How have some of the artists behind the posters responded to the project?
They have been supportive and seem amused that these time/place specific “notices” can be reactivated in different contexts thanks to the prescience of the Centro archives in collecting them.
Have you received any interesting feedback on the installation at First Street Green?
My favorite feedback was an email forwarded by FABLES where a very concerned neighbor expressed dismay at the posters (in this case reproductions) where getting pummeled by the elements! More often the feedback came from Puerto Rican residents who had a “Proust” moment. It was also very pleasant to be warmly encouraged by the broader LES community at large who felt the project provided a fascinating glimpse at the travails, concerns and accomplishments of a community that neighbored their own or that they felt close to in some way or another. In other cases, and this was very gratifying, others expressed their excitement at becoming acquainted, for the first time, with our Nuyorican aesthetic.

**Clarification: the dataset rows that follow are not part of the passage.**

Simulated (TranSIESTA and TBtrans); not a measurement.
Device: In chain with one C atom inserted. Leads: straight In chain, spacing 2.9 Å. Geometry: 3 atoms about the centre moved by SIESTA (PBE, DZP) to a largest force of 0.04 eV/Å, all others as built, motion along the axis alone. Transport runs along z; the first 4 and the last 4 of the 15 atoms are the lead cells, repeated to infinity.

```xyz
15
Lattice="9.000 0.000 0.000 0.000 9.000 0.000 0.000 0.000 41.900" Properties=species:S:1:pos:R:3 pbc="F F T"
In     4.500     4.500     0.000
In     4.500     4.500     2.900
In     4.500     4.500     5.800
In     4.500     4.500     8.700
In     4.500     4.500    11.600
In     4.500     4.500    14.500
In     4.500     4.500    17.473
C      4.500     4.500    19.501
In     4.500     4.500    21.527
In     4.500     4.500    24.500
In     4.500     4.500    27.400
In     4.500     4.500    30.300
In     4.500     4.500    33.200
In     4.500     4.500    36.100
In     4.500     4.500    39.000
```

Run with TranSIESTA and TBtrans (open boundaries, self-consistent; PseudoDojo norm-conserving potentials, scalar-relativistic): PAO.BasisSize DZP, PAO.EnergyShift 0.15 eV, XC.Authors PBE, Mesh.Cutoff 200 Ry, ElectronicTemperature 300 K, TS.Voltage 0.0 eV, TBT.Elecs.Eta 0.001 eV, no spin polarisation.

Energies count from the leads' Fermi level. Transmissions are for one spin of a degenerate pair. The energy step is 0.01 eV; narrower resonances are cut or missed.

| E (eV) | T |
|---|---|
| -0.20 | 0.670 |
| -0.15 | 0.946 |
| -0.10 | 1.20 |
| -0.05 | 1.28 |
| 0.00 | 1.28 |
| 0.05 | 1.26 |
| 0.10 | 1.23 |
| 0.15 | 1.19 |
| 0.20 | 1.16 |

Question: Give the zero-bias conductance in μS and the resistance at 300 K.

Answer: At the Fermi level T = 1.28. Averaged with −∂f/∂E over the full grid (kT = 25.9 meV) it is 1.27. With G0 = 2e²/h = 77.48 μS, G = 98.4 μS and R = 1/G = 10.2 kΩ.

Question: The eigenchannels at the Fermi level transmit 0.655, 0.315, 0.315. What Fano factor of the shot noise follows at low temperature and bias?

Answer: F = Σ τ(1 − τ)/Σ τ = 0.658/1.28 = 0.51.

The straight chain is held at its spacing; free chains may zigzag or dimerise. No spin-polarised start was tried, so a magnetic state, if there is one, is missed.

What was the initial draw to applying for this project? How did you hear about it?
After premiering at Centro in 2013, Posters on the Wall was featured as the 2013 Borimix visual arts exhibition at the Clemente Soto Velez Center. The people at FABLES, Tamara and Keith, were then instrumental in inviting Juan Fe and myself to apply for the FABLES 2014 public art venues.
When you came across the application, did you have a pre-existing idea in mind or did the open call inspire a wholly new work?
Both. We were very prepared because Juan Fe Morales had carried out what I consider to be a highly attractive exhibition design. And yet the open call, the potential for outdoor site specificity, the highly contagious and supportive energy of Keith and Tamara (and the whole FABLES crew) and the glorious early summer hanging all contributed to infuse this iteration of Posters on the Wall with a unique appeal. A certain enchanting quality is best transmitted when the public at large, especially our Loisaida folks, decides to pay attention and interact with a project. . .
Was this your first public art project? Did the framework of “public art” change your approach in any way?
I truly think this was a first for me. I have done murals and have been involved in a remarkable NYC Loisaida Cultural Center atmosphere (the Clemente Soto Velez Cultural and Educational Center) since 1995. And yet, this project gave me the unique opportunity to project my scholarship and admiration for the Nuyorican aesthetic into the public arena in a way that made it so much more meaningful to me and, apparently, to other folks as well. And also, the curatorial process shared with Juan Fe, a fellow artist, a curator colleague and a friend, became ever more seamless.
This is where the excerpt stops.